Rethinking developmental studies
We're no longer just throwing remedial courses at students who need help. Of course, this is not just a community college problem. We call our program learning support. From Sophie Quinton, writing in The Atlantic.
Algebra Doesn't Have to Be Scary
Arica Hawley used to dread math class. She would look at problems and not even know where to begin. When Hawley, 37, went back to Tacoma Community College last fall to finish her associate's degree, she placed into a pre-algebra course—eighth-grade-level material.
Her mindset didn't change until she took Statway, a college-level statistics course for students who need to master high-school algebra. She earned a math credit, and gained the confidence she needed to switch to a math- and science-heavy nursing program.
Many community-college students never make it to graduation because they can't pass developmental, or remedial, math. Two courses from the Carnegie Foundation for the Advancement of Teaching and its partners prove that a more engaging curriculum and teaching method can help students succeed.
"Math is now my favorite," Hawley says. "Chemistry's even making sense." She'll soon have enough credits to transfer to a four-year university.
Community colleges serve high concentrations of Latino, African-American, and first-generation students, and adult students like Hawley. At Tacoma Community College, an urban campus in a majority white city, 38 percent of the largely working-class student body identify themselves as nonwhite.
Roughly two-thirds of new community-college students place into developmental math, says Thomas Bailey, director of the Community College Research Center at Teacher's College, located at Columbia University. Of those Of those students, fewer than one in four earn a degree or certificate within eight years.
"It eats up time and financial aid, especially when we have students who have to retake those courses three, four, and five times," says John Kellermeier, the TCC math faculty member who taught Hawley's Statway course. Students who test two or three levels below Algebra II—considered college-level math—have to pass multiple developmental courses before they can take a course that counts toward graduation.

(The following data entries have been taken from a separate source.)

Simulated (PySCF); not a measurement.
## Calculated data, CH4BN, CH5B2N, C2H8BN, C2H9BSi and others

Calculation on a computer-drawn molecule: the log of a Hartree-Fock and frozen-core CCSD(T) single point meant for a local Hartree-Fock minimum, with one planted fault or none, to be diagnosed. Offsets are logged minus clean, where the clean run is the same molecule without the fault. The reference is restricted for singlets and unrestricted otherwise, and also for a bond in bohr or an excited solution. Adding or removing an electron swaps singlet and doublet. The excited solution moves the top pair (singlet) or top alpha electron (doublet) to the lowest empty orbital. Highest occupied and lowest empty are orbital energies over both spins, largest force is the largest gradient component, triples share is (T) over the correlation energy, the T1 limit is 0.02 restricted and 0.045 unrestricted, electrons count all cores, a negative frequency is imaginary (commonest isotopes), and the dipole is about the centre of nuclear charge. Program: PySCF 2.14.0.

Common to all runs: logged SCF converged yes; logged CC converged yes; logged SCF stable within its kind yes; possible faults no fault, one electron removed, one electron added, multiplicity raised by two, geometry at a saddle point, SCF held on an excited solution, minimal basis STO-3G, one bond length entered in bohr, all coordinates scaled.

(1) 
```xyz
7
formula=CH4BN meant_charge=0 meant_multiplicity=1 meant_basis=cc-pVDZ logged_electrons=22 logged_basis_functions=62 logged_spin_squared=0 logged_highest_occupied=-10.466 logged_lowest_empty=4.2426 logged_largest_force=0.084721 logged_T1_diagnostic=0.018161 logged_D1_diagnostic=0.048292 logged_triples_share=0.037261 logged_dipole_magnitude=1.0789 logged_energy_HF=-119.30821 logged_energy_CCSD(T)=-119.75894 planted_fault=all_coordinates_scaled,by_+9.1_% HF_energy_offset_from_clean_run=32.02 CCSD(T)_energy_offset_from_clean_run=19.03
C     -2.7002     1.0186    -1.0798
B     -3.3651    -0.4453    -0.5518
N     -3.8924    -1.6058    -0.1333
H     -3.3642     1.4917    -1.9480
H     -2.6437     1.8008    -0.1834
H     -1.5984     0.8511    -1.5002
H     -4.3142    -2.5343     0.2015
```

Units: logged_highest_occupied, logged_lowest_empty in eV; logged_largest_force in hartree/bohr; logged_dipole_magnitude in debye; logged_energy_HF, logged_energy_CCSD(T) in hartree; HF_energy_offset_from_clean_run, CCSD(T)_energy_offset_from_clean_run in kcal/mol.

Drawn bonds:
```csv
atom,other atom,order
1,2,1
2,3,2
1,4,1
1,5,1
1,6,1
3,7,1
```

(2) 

In 2009, Carnegie founded the Community College Pathways Program, a network of community colleges, professional associations, and researchers determined to improve math literacy. Participants wanted to rethink the content and the teaching method of developmental math, and to draw from the best research available. A number of foundations helped fund the development and implementation of the new materials, including the Bill and Melinda Gates Foundation, a Next America sponsor.
The program came up with two one-year courses: statistics course Statway and quantitative-reasoning course Quantway. Statway blends high school algebra and college-level statistics all year, while Quantway is divided into two semesters: one more focused on developmental math, the other more focused on college-level quantitative reasoning.